This one is for product and digital design friends. Put on your nerd glasses 🤓
If you’re minimally familiar with GitHub, you know it as the de facto epicenter of open-source projects, especially on the web.
And if you think of open-source software (OSS), you probably think of development. In fact, you probably think almost only of software development. Coding.
The step before coding an idea would be, of course, design. In my industry, “design” is sometimes a shortcut when we mean “visual mockups”, but let’s keep it large: Design is when you go from an intent, to a documented way of how to accomplish it. It can be mockups, a product spec – anything you can pick up and use as the blueprint to develop a working piece of software.
Right now, OSS is heavily centered around development. GitHub, as a platform that propels OSS, is pretty mature and established at this point. It has this circular effect of listening and catering to developers, cultivating their majority at the same time. The way GitHub is shaped guides and influences global collaboration practices in open-source software.
On the design side, the situation is different. For an individual who wants to present an ongoing or a fleshed out “open” design project that lives online, either they post their design documents alone as an exercise on Dribbble/Behance, and consider them "done", or they build up a whole website to present a fleshed-out idea to the Internet, but not within a platform that facilitates the upcoming work. There’s no default structure for collaborating with fellow designers, nor with developers if they are interested in making the idea come to life.
If developers are interested, and GitHub is (likely) picked to provide the larger work structure, then all the interactions become owned by the development side by default. Design discussions become issues, big releases might become development milestones, and such.
I hope to see a better way soon. There should be a platform similar to GitHub, that fosters interacting and learning between designers on open projects. It would help build a better shared language of work between designers, as well as establish baseline standards of design-development collaboration (at community-scale, instead of team- or project-scale). Maybe that platform will be a future form of GitHub. It would make a lot of sense!
So what does an open design platform look like?
My litmus test for such a platform would be if it successfully encourages budding designers to jump into existing projects and start delivering concepts and incremental changes, with reviews and support from the mature team and community that's already there.
I think there are lots of products juggling with parts of the solution currently. Abstract (and previously, Layervault and others) is the answer to “What if design had git-like versioning?”. Figma answers “What if design collaboration means working on visuals together, real-time?”. Abstract’s Notebooks tackle the question of a design workflow that’s first about documenting intent – which is really fantastic, but since they sell it to internal, corporate teams, nothing changes at the community level. Honestly, I think Basecamp gets a lot of the design workflow right by focusing on working in public and exposing intent, especially combined with their Shape up methodology.
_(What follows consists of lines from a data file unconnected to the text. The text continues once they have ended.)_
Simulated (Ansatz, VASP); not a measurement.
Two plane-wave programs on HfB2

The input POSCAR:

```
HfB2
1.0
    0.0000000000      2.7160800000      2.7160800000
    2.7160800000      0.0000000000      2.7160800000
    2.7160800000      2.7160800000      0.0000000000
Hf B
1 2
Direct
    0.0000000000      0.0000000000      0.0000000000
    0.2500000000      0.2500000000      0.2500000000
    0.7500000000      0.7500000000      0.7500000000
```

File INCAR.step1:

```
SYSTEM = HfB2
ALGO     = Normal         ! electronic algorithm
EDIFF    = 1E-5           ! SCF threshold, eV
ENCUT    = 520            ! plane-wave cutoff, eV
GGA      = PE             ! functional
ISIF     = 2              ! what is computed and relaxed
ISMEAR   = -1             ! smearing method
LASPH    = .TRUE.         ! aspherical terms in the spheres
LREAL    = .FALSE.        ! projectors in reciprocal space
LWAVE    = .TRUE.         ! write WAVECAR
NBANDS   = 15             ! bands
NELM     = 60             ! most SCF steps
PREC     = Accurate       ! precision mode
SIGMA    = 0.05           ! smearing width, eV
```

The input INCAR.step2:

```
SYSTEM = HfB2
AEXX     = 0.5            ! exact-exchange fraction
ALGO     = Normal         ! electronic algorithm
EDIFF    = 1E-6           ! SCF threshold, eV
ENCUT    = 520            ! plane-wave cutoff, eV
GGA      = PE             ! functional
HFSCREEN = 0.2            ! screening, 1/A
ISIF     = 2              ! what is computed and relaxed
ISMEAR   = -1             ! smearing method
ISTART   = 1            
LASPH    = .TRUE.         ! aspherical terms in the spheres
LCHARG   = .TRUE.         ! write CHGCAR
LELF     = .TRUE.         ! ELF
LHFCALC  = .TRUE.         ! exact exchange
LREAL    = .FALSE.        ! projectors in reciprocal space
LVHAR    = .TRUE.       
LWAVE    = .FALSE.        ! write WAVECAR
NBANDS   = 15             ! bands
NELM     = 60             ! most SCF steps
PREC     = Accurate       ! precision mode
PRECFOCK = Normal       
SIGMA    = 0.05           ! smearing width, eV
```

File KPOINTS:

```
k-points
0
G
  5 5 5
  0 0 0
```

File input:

There’s also the question of what incentives exist within the tools. In an area that’s already dominated by developers, to ask designers to insert their work in a code-centric tools like GitHub, is to ask for design to be subservient to the development workflow. I think neither discipline exists under the other, and the right tools need to foster the right relationship there.
I wholeheartedly believe that there’s a design revolution waiting to happen when the discipline integrates an OSS scene.
A big part of it is to recognize that with design, “open source” means having access to the intent and the reasoning, not just the mockups.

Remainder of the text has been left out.